I hate those days where I have to choose between wonderful options: so many days have nothing much to do but work. Last night I had a choice between a terrific artist I enjoy, a fabulous drumming concert and a party at a friend's. Tipping me over to the artist was finding out that my friend Michael would be there and bringing his new girlfriend, Lisa. I haven't been able to see Michael in at least a couple years or more, and due to mobility issues, he doesn't get around that much, so Laurie Anderson at MassMOCA it was. Sorry Kim and Ubaka -- I hope you understand!
It's been ages since I'd been to MassMOCA; always a fun time. I had enough time to check out the Guy Ben-Ner's exhibit "Thursday the 12th" which was amusing, especially the "Stealing Beauty" film.
I didn't find Michael and Lisa ahead of showtime, so joined the long line for the general admission seats. I was finally almost up to the door when some people had to cut through the line. It was Laurie Anderson -- so tiny! You see people on stage all the time and never realise how tiny they can be in real life. I felt like super Amazon and I'm not that tall. She had this great black and white flannel shirt with a hood and was accompanied by a friend, and then someone with her dog, oh and then -- and why hadn't it occurred to me? -- her husband and a couple more friends. Lou in leather, limping a little, it looked like. I was grinning like an idiot just seeing the two of them as they brushed past.
I chose a seat and -- of course -- squeed to friends via email and Twitter. Lou and his friend came in and sat down in the first row to watch. Laurie came out with MassMOCA director (and very tall man) Joseph C. Thompson and they chatted about many things, starting off with her forthcoming performance "Delusion" and its creation. She wrote a lot of it on the road, which she didn't recommend, but entertained the audience with stories of traveling with rock musicians, jazz musicians and the Tuvan throat singers, who had a very different approach to life on the road, being nomads.
Anderson often hopped up to demonstrate what she was talking about, playing a snippet form the performance that featured the throat singing, having some of the projected backgrounds play to show the usefulness of crinkled butcher paper. After a couple of mentions of donkeys, she said maybe she should have named the show that, but delusions sounded better. While working on the Moby Dick project, someone had given her Melville's bible. He had written copious notes in pencil in the margins, but his wife had gone back and erased them, so Anderson ended up poring over the pages with a magnifying glass.
She summed up her approach that way, being interested in the details. Lisa said over dinner that nonetheless she manages to make profound connections. I said I thought it was like Blake, seeing the world in a grain of sand.
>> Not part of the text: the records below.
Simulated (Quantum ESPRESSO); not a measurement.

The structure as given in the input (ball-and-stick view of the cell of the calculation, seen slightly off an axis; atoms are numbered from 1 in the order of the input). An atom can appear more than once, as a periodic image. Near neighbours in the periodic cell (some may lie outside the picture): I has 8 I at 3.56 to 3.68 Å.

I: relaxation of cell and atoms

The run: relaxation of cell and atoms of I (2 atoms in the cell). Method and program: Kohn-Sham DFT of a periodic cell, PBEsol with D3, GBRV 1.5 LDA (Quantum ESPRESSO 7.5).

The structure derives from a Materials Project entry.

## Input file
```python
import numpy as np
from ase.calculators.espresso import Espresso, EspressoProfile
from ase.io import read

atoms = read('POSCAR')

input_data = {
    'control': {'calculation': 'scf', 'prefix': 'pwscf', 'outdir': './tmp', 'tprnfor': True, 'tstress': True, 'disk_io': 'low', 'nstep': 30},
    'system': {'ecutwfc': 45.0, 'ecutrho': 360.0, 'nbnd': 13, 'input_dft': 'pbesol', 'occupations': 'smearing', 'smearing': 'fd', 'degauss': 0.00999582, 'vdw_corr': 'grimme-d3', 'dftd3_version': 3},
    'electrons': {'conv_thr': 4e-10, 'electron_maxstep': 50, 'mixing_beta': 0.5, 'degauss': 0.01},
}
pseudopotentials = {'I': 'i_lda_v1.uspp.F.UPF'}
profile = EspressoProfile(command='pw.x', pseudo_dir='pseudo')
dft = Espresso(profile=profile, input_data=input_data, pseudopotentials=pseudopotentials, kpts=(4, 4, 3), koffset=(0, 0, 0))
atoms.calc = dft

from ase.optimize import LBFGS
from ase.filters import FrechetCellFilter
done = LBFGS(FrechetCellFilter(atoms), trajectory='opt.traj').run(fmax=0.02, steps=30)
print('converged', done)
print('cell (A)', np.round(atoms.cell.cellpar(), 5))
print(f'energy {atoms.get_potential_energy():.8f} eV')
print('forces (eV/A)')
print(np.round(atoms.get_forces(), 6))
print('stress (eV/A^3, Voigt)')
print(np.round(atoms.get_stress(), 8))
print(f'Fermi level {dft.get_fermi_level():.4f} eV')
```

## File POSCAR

The surprises were fun; Thompson asking about bible stories and Anderson recalling the first stories she learned in Sunday school, stories told with those felt board figures, "and there was a talking snake in the garden." She said that's when she realised adults were mad. "And I'm going to be one," her child self thought delightedly. My favourite moment was when she imitated an erhu, but the best story was when someone asked about her trip to the Himalayas where she nearly died, but carried back down from the mountains on a donkey's back (again a donkey, she said wonderingly) after days of a 105° temperature, finding herself okay with dying, a little voice in her ear kept pulling her back. It was the trekker who kept up a continuous chatter of meaningless things, lists as random as colors and his second grade class members, that finally brought her back from the land of ringing bells. Quite wonderful.